I would have gone to the Guildford book festival event – Dan Lepard with his short and sweet recipe book today, but not only was it at lunch time but it clashed with the writers group.
Although I’ve been working on my NaNoWrMo project, which is going quite well, I stopped long enough to work on a small idea what I had a good month ago for the writers group today. It’s not a full story but another scene from a bigger story, but one that I don’t know yet. I was surprised how well it turned out from the three sentences that I had as my initial idea.
The group seemed to like it, but thought that I’d put it too far in the future, apparently there are some schools in the USA who have stopped teaching handwriting already!
The girl arrives home a little earlier than she had expected.
She let herself in pressing her thumb against the scanning plate and walked though the house calling the lights on while she put her bag down, left her coat on the sofa and went into the kitchen to get some juice. She finishes the juice and puts the empty carton in the recycling box before telling the fridge that yes this product had been finished and should be reordered from the shop.
The house sounds empty and she wonders what to do next. Going up the stairs to her room she hears a noise from her brother’s room. It is not the normal noise she would associate with him, the noise of loud music and gun battles. This is a scratchy noise which makes her imagine small creatures, although she has been told that all rodents have been eradicated.
Pushing open his door she finds him sitting at his desk. But the monitor of his computer is unlit and his keyboard is pushed to one side. He is hunched over something on his desk, his face screwed up in concentration, his tongue between his lips and she wonders if he is hurt.
‘What you doing?’ He doesn’t look up.
‘Writing.’
‘That’s not writing – you’re not using your keyboard.’ He looks up now.
‘Shows what you know.’ And he shows her the page he has been working on. This is what she could hear, the rustle of the paper as he marked it. There are marks covering the page and when she looks closely she can see that some of them do look kind of like words but mostly it looks like a mess.
‘What’s wrong with typing?’
‘Nothing, but people didn’t used to always type you know.’
‘What did they do then?’
‘This, stupid.’ And he waves the paper at her again.
‘But look at it, it’s a mess. How could anyone read that?’ He looks down at his piece of paper.
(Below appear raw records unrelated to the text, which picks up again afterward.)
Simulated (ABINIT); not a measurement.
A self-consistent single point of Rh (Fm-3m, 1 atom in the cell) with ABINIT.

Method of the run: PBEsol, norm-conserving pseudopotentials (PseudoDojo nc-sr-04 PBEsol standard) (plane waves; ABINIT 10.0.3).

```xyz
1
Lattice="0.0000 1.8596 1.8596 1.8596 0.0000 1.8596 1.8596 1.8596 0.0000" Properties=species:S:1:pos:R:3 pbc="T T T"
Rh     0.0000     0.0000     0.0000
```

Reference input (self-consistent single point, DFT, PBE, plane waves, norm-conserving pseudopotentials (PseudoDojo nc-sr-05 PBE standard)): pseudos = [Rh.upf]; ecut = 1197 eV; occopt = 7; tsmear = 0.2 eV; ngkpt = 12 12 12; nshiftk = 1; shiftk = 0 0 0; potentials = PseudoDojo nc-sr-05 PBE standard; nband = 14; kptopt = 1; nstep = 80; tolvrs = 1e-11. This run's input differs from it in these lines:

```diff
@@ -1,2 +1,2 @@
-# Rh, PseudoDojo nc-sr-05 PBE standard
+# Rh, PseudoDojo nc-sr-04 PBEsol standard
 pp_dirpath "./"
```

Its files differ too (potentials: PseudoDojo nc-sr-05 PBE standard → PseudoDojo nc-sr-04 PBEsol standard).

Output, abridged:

‘Well I imagine if you’d been doing it all your life you’d be a bit better than me.’ Now he picks up something from his desk.
‘Is that a book? Where did you get that from?’
‘It’s fine, I’ll give it back when I’m done, but look,’ and he opened the pages to show her words she could actually read although they had not been typed.
‘But everyone knows that books were printed until they all went digital.’
‘Not this one. It’s a journal. People used to keep them in books like this instead of online.’
‘That’s ridiculous, you’d run out of space.’
‘I know, but they would just start another book. There were loads where I got this one.’
‘And whose is that?’ He flicks to the front of the book and show her the name scribed in the front.
‘But that’s our name. Who’s he?’
‘I think he was our great-great-great-grandfather, but I might be missing a great there. He was born in 1967.’ They stand in silence contemplating this great fact.
‘So what does it say?’
‘I don’t know. I haven’t read it. I’ve just been copying the shapes.’